Our very own Deb W. sent in a question recently about a bandeau worn by the Queen Mother:
While watching a video about George VI and Queen Elizabeth, I was riveted by a tiara on the Queen Mother that I believe I have never seen before! Could you give help identifying it?
Thanks for the question, Deb! I was equally intrigued by the piece, which you can see at around the 2:36 mark in this YouTube clip from King George VI and Elizabeth: A Royal Love Story (2012). (Note: all of the still images in this post are screen captures from that clip.)
The documentary does not offer a specific date for the clip featuring
the bandeau, though it does show it during the discussion of the
abdication crisis of the mid-1930s. Bertie and Elizabeth are clearly
attending a white-tie event; the man standing beside them appears to be
wearing robes with the chain of a chivalric order.

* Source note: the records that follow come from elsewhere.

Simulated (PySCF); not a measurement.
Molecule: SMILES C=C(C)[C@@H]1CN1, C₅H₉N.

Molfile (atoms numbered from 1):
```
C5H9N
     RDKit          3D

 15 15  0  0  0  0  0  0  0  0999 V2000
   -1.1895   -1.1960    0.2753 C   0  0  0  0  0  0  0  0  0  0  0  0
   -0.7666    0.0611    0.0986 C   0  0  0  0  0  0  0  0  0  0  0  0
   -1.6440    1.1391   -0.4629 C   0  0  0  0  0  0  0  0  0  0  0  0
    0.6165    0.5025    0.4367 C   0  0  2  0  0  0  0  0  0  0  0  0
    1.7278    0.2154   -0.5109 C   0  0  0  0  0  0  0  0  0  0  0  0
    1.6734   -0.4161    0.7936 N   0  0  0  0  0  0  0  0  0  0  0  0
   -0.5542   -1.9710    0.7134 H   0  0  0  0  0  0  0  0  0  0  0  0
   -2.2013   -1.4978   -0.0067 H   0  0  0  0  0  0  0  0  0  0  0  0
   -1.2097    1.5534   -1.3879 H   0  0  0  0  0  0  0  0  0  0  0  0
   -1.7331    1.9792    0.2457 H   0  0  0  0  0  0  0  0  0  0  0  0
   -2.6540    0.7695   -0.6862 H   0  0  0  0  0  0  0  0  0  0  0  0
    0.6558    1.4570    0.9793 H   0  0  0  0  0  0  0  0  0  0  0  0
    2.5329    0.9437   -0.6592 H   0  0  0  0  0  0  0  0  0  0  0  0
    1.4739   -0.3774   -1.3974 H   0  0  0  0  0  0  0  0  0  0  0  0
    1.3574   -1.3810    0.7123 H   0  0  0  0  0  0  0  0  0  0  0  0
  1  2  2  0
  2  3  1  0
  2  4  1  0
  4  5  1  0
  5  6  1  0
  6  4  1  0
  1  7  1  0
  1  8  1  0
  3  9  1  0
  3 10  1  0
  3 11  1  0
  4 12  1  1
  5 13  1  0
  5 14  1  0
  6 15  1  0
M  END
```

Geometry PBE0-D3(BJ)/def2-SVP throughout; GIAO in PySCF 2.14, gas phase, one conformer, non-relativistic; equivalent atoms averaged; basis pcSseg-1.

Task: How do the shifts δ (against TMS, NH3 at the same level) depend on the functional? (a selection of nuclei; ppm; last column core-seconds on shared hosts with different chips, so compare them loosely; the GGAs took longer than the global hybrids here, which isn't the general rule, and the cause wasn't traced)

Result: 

The piece that Elizabeth wears is a bandeau made up of three parallel rows of gemstones. The Queen Mum had a number of bandeau-style tiaras, including the Strathmore Rose and the double-row meander that has been worn most recently by Princess Anne. But this piece is a different one: a convertible piece of jewelry. In the 1920s, Bertie bought his new wife a set of art-deco bracelets from Cartier. Each of the five bracelets in the set features a different gemstone: one with sapphires, one with emeralds, one with rubies, and two with diamonds. This bandeau is three of those deco bracelets worn together on a frame; here’s an image of what the piece looks like in bandeau-form. She wore the bandeau on at least one other occasion, a 1933 trip to Covent Garden, pairing it with pearls.
The bracelets are still around today and are in the collection of the Queen. She wears them occasionally, but to my knowledge, the Queen Mum is the only member of the family who has worn the bandeau in public. You can see a very clear image of all five of them in one of my favorite royal books of last year, Angela Kelly’s Dressing the Queen.